Hoosier Energy’s renewable energy initiatives include solar panel and wind turbine pilot projects planned for five Indiana sites this year. Hoosier Energy also is assessing additional cost-effective renewable energy projects including coal bed methane, animal waste, wood waste, solar and wind technologies.

Co-ops committed to energy solutions

To help electric cooperatives further tap into renewable opportunities, the National Renewables Cooperative Organization was formed in February. Both Hoosier Energy and Wabash Valley Power are charter members of the organization. Operations are anticipated to begin this summer.
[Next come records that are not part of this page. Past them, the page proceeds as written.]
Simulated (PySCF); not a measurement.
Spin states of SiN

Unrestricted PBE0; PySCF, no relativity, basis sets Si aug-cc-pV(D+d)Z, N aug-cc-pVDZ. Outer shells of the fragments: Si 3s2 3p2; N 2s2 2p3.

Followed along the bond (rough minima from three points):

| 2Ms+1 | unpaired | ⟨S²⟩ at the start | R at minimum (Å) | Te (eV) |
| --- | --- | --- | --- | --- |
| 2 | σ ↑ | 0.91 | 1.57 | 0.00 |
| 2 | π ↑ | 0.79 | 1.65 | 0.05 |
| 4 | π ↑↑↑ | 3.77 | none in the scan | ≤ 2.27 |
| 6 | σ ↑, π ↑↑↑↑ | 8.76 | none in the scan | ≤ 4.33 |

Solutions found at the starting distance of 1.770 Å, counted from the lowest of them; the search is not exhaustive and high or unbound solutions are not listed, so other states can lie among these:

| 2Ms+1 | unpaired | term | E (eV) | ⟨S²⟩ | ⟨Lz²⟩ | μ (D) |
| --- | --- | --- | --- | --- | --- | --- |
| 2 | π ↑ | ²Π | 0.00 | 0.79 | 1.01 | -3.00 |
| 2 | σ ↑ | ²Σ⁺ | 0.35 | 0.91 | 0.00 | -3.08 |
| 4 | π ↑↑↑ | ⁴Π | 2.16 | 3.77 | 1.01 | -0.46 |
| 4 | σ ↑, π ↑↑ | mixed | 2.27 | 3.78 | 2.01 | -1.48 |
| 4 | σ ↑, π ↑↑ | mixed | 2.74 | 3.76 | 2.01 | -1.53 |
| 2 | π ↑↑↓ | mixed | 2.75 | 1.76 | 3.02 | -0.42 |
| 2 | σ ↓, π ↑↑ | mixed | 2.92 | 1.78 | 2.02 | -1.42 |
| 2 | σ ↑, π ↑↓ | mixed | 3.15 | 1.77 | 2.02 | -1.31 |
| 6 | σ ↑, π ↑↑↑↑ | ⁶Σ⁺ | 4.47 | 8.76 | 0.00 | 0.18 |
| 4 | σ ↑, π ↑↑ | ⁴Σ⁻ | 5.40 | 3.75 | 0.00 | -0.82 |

“Electric co-ops remain committed to an overall goal of fostering domestic energy independence while benefiting the environment and assisting rural economic growth,” concluded NRECA CEO Glenn English. “While no single approach or policy is appropriate for every co-op, we see renewable generation as an important part of our future. It will not be easy, but it is needed.”

Electric cooperatives are also asking Congress to seek out balanced solutions to energy and climate change. NRECA has introduced a public campaign, “Our Energy, Our Future: A Dialogue With America,” to ensure that the voice of cooperatives and their consumer-members is heard as debates over energy and climate change legislation rage in state legislatures and Congress.

Story by Jennifer Taylor, a consumer and cooperative affairs writer for the National Rural Electric Cooperative Association, and Richard G. Biever, senior editor of Electric Consumer.

Equations to renewable energy

Wind = power

Wind has been used to move ships, grind grain and pump water. To create electricity:

• Wind turbines work opposite of a fan. Instead of using electricity to turn blades to create wind, wind turns the blades which spin a shaft connected to an electric generator to create an electric current.
• Wind turbines come in a variety of sizes and power ratings:
  • Large turbines have propellers spanning more than the length of a football field and stand 20 stories high. When the wind is blowing and they’re generating at capacity, they can produce enough electricity to power 700 homes.
  • Home-sized turbines have blades between 8 and 25 feet, and stand upward of 40 feet and can partially or fully meet a single home’s energy needs.

Sun = power

Electricity can be generated from sunlight. There are two approaches:

• Photovoltaic technology uses the sun’s light to create chemical reactions. Photovoltaic modules are made up of thin layers of film made of silicone and other conductive materials. When sunlight hits the film, chemical reactions cause the release of electrons which in turn generate electric current.
• Solar-thermal technology uses the sun’s heat and is a more traditional form of electricity generation. Large reflectors (mirrors) are used to concentrate and capture the sun’s heat. The heat is then used to boil water to create steam which runs an electric generator.

Trash = power

The methane gas that builds up under landfills can be used to create electricity. Landfill gas is created when organic material decomposes. To create electricity:

• The gas is collected by drilling wells into the landfill. The methane is then piped to fuel on-site engines/generators creating around 800 kilowatts a piece. A typical 4-engine plant will produce around 3.2 megawatts, enough electricity for around 2,100 homes.
• By capturing the methane and converting it into electricity, methane emissions — a global climate change agent about 23 times more potent than carbon dioxide — is reduced.
• Indiana’s electric cooperatives have installed 11 plants (10 in northern and central Indiana and one in southern) around the state.

Cows = power

Animal waste can be converted to renewable electricity. Here’s how, brown cow:

• Through a process called anaerobic digestion, biogas (a mix of methane and other gases) is generated from cow manure.
•  An average 3,500-cow dairy can generate enough electricity to power 750 homes. Two large dairy farms in Jasper County use anaerobic digesters to treat manure and generate electricity for their own operations.
•  Anaerobic digesters also reduce greenhouse gas emissions through the capture and use of biogas. Like the landfill plants, burning the gas to power an electric generator trades the more potent methane for carbon dioxide. Digesters also remove offensive odors making the farms better neighbors.